Mounting up by a series of outside stairs, from the open court beneath, we at length reached our resting-place for the night. Of the apartments assigned to us, the smaller one was set apart as the sleeping place of our two ladies, while the larger was converted into the supper-room of the whole party. The windows being mere wooden lattices, and these opening out on three sides. of this larger apartment, we soon discovered it to be a perfect temple of the winds, which howled through it amid the fast increasing darkness in such a fashion as not a little to remind us of some of our rougher nights at sea. We did our best, by nailing up rugs and railway wrappers against the lattices, to exclude the storm, though our success was not very complete.

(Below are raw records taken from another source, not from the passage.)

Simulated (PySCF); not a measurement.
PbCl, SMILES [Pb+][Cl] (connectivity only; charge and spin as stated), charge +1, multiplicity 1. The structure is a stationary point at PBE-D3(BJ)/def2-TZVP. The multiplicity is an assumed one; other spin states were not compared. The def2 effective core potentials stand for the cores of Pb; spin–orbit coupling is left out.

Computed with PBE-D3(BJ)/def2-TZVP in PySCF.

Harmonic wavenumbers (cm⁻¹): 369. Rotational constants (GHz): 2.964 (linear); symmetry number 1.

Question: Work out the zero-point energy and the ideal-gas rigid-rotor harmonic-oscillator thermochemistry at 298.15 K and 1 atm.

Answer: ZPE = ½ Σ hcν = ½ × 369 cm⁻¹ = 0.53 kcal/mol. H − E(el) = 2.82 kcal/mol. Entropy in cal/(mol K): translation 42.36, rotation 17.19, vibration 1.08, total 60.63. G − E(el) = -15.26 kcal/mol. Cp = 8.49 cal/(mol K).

The old man meanwhile provided us with some mats and divans, on which we gladly threw ourselves down. These we afterwards arranged on the naked stone floor, around the little low circular table, not more than a foot from the ground, which, after a weary hour's waiting, was at length set forth with our evening meal. We had thus an opportunity of realizing the ancient usage of reclining at the table. As for the dinner or supper-for to us it was both in one-it was a sorry affair, and did not tend to make us much in love with Syrian cookery. It

consisted of a pillau of greasy rice, with a few pieces of kid or goat, so tough that it was probably the latter, imbedded in the midst of it. This, and two or three pigeons seized and slain after our arrival, constituted our bill of fare. Hungry as we were, we made little hand of it, and but for some of our own good wholesome ship biscuit, with milk and a little wine, we should have been rather poorly off. It was not possible to avoid contrasting our somewhat comfortless position in this little gousty chamber with the good quarters we might have been enjoying in one of the hotels of the neighbouring city; and our somewhat romantic friend, whose glowing representations had brought us here, was plentifully scolded. There was now, however, no help for it, and we grew merry in our strange bivouac, over a state of things which made us greatly resemble a party of gipsies in a barn. After all, it was something to sup and sleep on the Mount of Olives, and something better still to send up, as we did, from this its loftiest summit, our evening song of praise; to read together out of His book solemn words which our Lord had spoken on this very hill; and to call upon His name so near the place from which, having finished His great work on earth, He ascended up to heaven, there to appear in the presence of God for us.